From Q2 onwards, the volume numbers both on production and sales will be higher sequentially. So, the operating leverage will see improvements.

The pricing scenario has become even more complex due to multiple reasons. First, the trade and tariff uncertainties across the world continue almost daily, with multiple shifting positions that put the supply chains at risk. Second, we are yet to see the trajectory of the outcomes from China’s ‘‘anti-involution” strategy of the steel sector to bring supply-side discipline not just within China but also on the seaborne side.

So, as you can see, it can’t be a binary answer. We will focus on the controllables, including the production discipline, continue our relentless focus on cost transformation and focus on customer needs.

Tata Steel UK narrowed the EBIDTA loss in Q1. Do you expect the operations to turn EBIDTA neutral in FY26?
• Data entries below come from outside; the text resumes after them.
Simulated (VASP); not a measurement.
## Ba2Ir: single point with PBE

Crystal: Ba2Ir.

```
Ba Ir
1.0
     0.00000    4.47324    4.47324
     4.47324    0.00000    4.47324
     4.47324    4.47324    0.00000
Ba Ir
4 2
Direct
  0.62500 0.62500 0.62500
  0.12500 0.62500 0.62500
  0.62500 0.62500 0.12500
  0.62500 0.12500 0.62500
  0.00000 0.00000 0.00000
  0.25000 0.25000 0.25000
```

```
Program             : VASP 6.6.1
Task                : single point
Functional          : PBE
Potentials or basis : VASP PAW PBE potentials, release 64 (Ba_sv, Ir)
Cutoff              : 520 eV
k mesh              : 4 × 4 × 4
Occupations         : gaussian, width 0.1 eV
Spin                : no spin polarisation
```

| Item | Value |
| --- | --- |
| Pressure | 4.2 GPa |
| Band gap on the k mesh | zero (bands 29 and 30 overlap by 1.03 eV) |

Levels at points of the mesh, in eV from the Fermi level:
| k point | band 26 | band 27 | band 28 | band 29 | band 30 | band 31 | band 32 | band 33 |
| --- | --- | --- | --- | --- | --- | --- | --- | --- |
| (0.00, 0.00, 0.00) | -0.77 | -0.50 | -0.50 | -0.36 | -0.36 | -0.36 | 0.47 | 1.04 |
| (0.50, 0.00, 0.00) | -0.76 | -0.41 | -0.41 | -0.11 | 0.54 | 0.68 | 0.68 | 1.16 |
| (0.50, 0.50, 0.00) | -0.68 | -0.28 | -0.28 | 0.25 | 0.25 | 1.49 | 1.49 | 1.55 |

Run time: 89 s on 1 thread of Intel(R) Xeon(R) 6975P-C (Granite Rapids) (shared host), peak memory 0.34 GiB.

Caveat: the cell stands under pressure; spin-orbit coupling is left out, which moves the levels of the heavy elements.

In the UK, we have taken out structural costs since last September when we decommissioned the heavy end in Port Talbot. That helped in reducing the fixed cost base by about 20 per cent. It’s not enough, and we will take out another 20 per cent this year too.

In addition, our transition model in the UK is now de-integrated, as we purchase the substrate and undertake further downstream processing into specialised products for our customers. Therefore, managing the spread to achieve profitability is the key.

The supply chain is long, and the UK market remains oversupplied as the import quotas were higher than the consumption levels, which hopefully will be corrected soon by the government. The prices were depressed in the first quarter, and the demand scenario was also uncertain due to the trade deal between the UK and the US.

Overall, we are getting future-ready internally, and hopefully, if the market stabilises, we will be exiting the financial year 2026 with neutral EBIDTA margins.

Will there be an impact of the EU-US trade deal on the Netherlands operations, given that a large competitor has already trimmed demand forecast?

Honestly, we have to see the details of it. Tata Steel Netherlands has a 600,000 tonnes per annum exposure in the US directly and through its processing centres in the US. Some of the grades of steel that the Netherlands exports are not made in the US. We have the annual contract negotiations later in the year with our US customers who are also struggling to absorb the tariff impact, and we are also evaluating newer markets in Latin America and West Asia.

Tata Steel’s gross debt is nudging 1 lakh crore again. Is it the reason for Tata Steel being reticent in taking up NINL expansion, which has been on the drawing board for some time?

The effective net debt has been bound over the last 6 months. With India and the Netherlands generating strong operating cash flows and net debt to EBIDTA stable at 3.2x, we are confident that will drive down both the metrics and the net debt as our volumes increase in India. We will continue to grow in India, and there is no reticence on NINL expansion.

Mega projects require a fair bit of planning and approvals before they go for the final investment decision. We are now in the engineering phase and getting all regulatory clearances, some of which also relate to legacy issues before our acquisition.

It has been close to 100 days since the provisional safeguard duty was imposed. Is there a case to impose a longer term and higher duty?

At a time when the global trade dynamics are focused on protecting individual national interests, the safeguard duty is an important step to create a level playing field.

Without a strong steel industry, India cannot hope to have a strong industrial or manufacturing ecosystem ever. The “melt and pour” principle that all countries, including the US and EU, are putting in trade deals equally applies to India, especially when the Indian steel industry is competitive and can meet the required quality of steel.

National sovereignty on foundational industries like steel is critical for India’s national economic interest. Hence, the safeguard duty indeed should be longer term and ideally double what exists today to ensure it truly “safeguards” the national
interest.

The Madras High Court has stayed the quality control order on steel. What is the view on the order, which has been dubbed anti-MSME?

Without getting into the specifics of the case, let me say that quality control is necessary to bring parity between domestically produced steel and the imported steel. This is critical to ensure the quality of end products produced in this country meets its national standards and objectives.

All countries and economic regions globally have very stringent quality standards, and every importer is required to get certification or accreditation before imports are allowed.

For a country as large and complex as India, this is a basic hygiene element. The most important point is that India is a growth geography, and the entire world will be looking to dump their steel here, including defective and non-prime steel. If we don’t have adequate quality standards, it is a risk to national security.

Hence, quality standards are very critical both from a quality parity perspective, competitive fairness, and a larger consumer and public interest.